Captain's Dinner in Howth
Howth-based fisherman Steven Farren gives us a look into a typical day fishing for shellfish along Ireland’s east coast, and his favourite recipe for his fresh catch – Irish surf n’ turf. Steven is just one of the fishermen profiled in Paul Pflüger's Captain's Dinner, a beautiful book that captures life at sea and is published by teNeues.
The day begins with blood-red clouds on the eastern horizon as Steven Farren steers his small boat out onto the unusually calm sea. It is a blaze of colour that enthrals the untrained eye, but which makes the man at the wheel grumpy. “A red sky in the morning means bad weather,” explains Steven. The words are barely out of his mouth when his phone rings. His father, a retired fisherman himself, sees the red sky from his garden in Howth and urges caution. After a look at the weather map — the forecasts are still good— the boat once again picks up speed. Two days ago, Steven had set crab pots on the sandy bottom 1.5 nautical miles north of Howth. It’s Christmas time: peak season for crustaceans. Crab, shrimp, and lobster bring premium prices on the European mainland.

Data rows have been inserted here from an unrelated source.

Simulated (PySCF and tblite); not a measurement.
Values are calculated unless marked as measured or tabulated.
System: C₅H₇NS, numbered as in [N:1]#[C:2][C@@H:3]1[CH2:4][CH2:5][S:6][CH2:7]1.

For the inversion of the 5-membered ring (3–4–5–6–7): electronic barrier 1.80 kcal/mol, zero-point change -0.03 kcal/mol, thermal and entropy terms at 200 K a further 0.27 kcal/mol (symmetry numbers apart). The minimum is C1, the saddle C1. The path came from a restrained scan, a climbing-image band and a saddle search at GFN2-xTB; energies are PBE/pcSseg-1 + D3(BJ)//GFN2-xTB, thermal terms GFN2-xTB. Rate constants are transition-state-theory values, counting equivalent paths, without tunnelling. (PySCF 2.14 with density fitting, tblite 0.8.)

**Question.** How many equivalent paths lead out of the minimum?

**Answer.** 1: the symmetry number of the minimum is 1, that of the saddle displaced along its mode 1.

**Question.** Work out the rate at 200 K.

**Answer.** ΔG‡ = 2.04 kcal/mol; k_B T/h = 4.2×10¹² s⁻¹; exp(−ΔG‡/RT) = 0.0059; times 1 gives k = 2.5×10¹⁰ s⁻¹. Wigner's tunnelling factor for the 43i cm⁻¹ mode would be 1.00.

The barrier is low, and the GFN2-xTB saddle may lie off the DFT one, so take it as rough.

On this icy December morning, he is hoping for velvet crabs. Apart from the holiday business, commercial fishing of this type of crab is hardly worthwhile because the prices are too low. Right before Christmas, however, the sea creatures are extremely lucrative, and a box is worth around 100 euros. The pots are well filled, and it doesn’t take long until the first box on board is full. As the seagulls cry overhead, Steven hauls one pot after another onto the deck and rebaits the pots. By midday all the pots have been emptied, and Steven can head home to warm up a bit. In the distance, the tops of the Dublin mountains disappear beneath the first snow of the year.
Against all expectations, the weather continues to be good even after lunch. The sun makes an appearance, the sea is still calm, and Steven decides to head out again. A few lobster pots are waiting right outside the harbour, and the lobster prices will rise again in the next few days. Steven would like to be well-prepared: He not only catches the creatures, he also sells them together with some of his fishing colleagues from the jetty in Howth. At home, he stores the live lobsters in tanks until the prices reach a peak. Once that happens, Steven empties the tanks, loads the precious crustaceans into his van, and drives to the wholesaler in Dublin.
When the Celtic Spirit makes its second run of the day, Steven’s father is also on board. Steven learned how to fish from him. Although the senior citizen has been retired for several years, he still keeps busy. If the weather is not too rough and the fishing area is not too far away, he regularly rides along and helps out his son. Sometimes the two get competition from the sea: One of the seals from the harbour has followed them and will not leave their side. He begs loudly for a treat. Although the begging works well with tourists, the two experienced fishermen initially ignore the seal. Seals are not very popular with fishermen: The intelligent animals devour the fish, occasionally destroy nets, and are even able to open and empty lobster pots.
Nevertheless, at some point Steven relents, and after he demonstrates the seal lock on one of the pots, he tosses a treat to the big-eyed beggar. The father and son fill the lobster boxes on board with practiced motions. It promises to be a good day for all, even for their insatiable companion: By the time the last lobster pot has been emptied and they head back to shore, the seal has polished off nearly an entire school of bait fish.
Irish Surf n’ Turf
Steven’s favourite dish combines two Irish delicacies on a single plate: the best beef from lush green meadows and fresh crustaceans from the depths of the Irish Sea.
1 clove of garlic
1 handful of mixed herbs (parsley, thyme, rosemary, oregano)
16 brown crab claws
400g rump steak
1 Finely mince the garlic and herbs, mix with the butter, and salt to taste (you can make this the day before or you can prepare and freeze a larger amount). 2 Heat water in a pot to 70°C, then poach the crab claws for 6 to 7 minutes. 3 Fry the steaks in a pan until the desired degree of doneness is reached. 4 Depending on the thickness, for a medium steak sear over high heat for 1 to 2 minutes per side and then let rest in an oven preheated to 80°C for another 8 to 10 minutes. 5 Afterwards, slice the steak and arrange on a plate with the crab claws, then drizzle the melted herb butter over everything.